A mainstay in any kitchen is the cutting board. Human history records the use of stone and rock as some of the most primitive surfaces first used, and wood quickly followed up. Wooden boards were more mobile, easier to clean and could be designed out of many different species of wood to match any kind of environment.
The 20th century saw the advent of bamboo as well as plastic cutting boards as viable options, however they both have their drawbacks. Bamboo boards can splinter and become grooved over time, and plastic boards also tend to discolor and retain marks from previous cuts. While it was marketed as a cleaner option, when properly cleaned and maintained, wooden boards are just as safe as plastic.
Wooden boards are typically divided into three types based upon the construction. I have built all three types, and while I may recommend one type over another, in designing a board - the end user will ultimately decide how we should make it.
Face Grain cutting boards are simply boards milled and glued next to each other with the longest side normally on the top and bottom, and the shorter side of the board being the edge or bonded to another board. These are the most simplistic boards, however if they are built well, they can last a long time. (My first board was a face grain board and my family and I still use it in our kitchen.)
Edge Grain cutting boards use wood that is on edge. The width of the boards can be uniform or varied, allowing for multiple color and pattern options. Due to its construction, an Edge Grain cutting board is often the strongest of all three types.
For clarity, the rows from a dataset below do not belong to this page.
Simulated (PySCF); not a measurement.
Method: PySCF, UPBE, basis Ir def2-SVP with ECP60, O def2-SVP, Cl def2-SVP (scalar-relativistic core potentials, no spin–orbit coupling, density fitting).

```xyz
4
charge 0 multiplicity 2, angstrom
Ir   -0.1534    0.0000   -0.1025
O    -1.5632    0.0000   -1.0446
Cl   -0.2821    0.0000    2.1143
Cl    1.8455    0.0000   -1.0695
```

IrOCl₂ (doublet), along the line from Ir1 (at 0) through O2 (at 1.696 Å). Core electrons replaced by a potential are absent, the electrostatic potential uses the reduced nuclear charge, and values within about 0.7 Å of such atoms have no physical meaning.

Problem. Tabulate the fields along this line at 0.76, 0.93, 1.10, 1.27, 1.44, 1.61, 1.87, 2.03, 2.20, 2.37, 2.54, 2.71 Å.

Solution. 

End Grain cutting boards are often seen by the board connoisseur as the apex of the craft. They start as typically Edge Grain boards but are then cut at least one more time and stood on end. Edge grain boards can be somewhat more challenging to create, and due to the orientation of the cutting blade and the wood grain, these boards are described as 'healing themselves', or reorienting the fibers.
When I travel to craft shows I tend to bring a wide variety of boards, all made one at a time so each is unique. I may use the same types of woods, but I always vary the thickness, the accent pieces, the size and the edge design. I don't use any templates - there is no need to set limits!